On Monday last this newspaper carried an excellent story that has interested every scholar, no matter where they be in the world, that the magnificent Punjab government is going to digitise its over half a million rare archives. This is a colossal and unique collection and any positive move needs lauding.

The sheer scale of the task at hand is daunting to say the least. As these columns were the first to report that these archives were being dumped in a horse stable using gardeners wheel-barrows, it created a lot of problems for the Archives Department. This correspondent personally witnessed the event, and even picked up a letter written by the great poet Mirza Ghalib from the floor of the horse stable as it lay in a stream flowing from a nearby urinal. The letter pertained to his pleading with the East India Company to restore his pension.

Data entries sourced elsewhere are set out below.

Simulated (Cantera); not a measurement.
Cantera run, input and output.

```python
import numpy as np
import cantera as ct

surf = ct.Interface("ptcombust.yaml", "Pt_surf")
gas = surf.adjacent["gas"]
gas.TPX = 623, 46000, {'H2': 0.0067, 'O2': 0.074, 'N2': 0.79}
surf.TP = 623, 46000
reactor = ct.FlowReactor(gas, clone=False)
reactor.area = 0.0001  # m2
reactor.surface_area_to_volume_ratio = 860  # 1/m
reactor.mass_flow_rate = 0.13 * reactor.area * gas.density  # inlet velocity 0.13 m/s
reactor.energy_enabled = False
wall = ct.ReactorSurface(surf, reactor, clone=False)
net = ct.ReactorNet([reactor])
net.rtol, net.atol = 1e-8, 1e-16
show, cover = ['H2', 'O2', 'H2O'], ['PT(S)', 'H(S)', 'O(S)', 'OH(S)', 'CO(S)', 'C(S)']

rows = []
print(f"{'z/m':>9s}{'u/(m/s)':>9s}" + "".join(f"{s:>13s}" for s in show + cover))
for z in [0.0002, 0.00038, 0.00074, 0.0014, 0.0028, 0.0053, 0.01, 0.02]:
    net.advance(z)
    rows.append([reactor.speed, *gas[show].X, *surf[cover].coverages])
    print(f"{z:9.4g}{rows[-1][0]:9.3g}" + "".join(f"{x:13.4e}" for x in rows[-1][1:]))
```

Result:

But such happenings seldom ruffle bureaucrats, who kept promising to build a special building for the huge rare archives collection. Both sites officially claimed as under consideration proved to be hoaxes. Now that finally a slashed budget has been approved it is time to be positive and to point in a direction where justice can be meted out to our finest treasure.

How is a rare archive saved? Here four steps are critical, with no step being missed. All steps have to be in order and sequential. If you miss one, the rest, in the ultimate analysis, are of no use. So here we go.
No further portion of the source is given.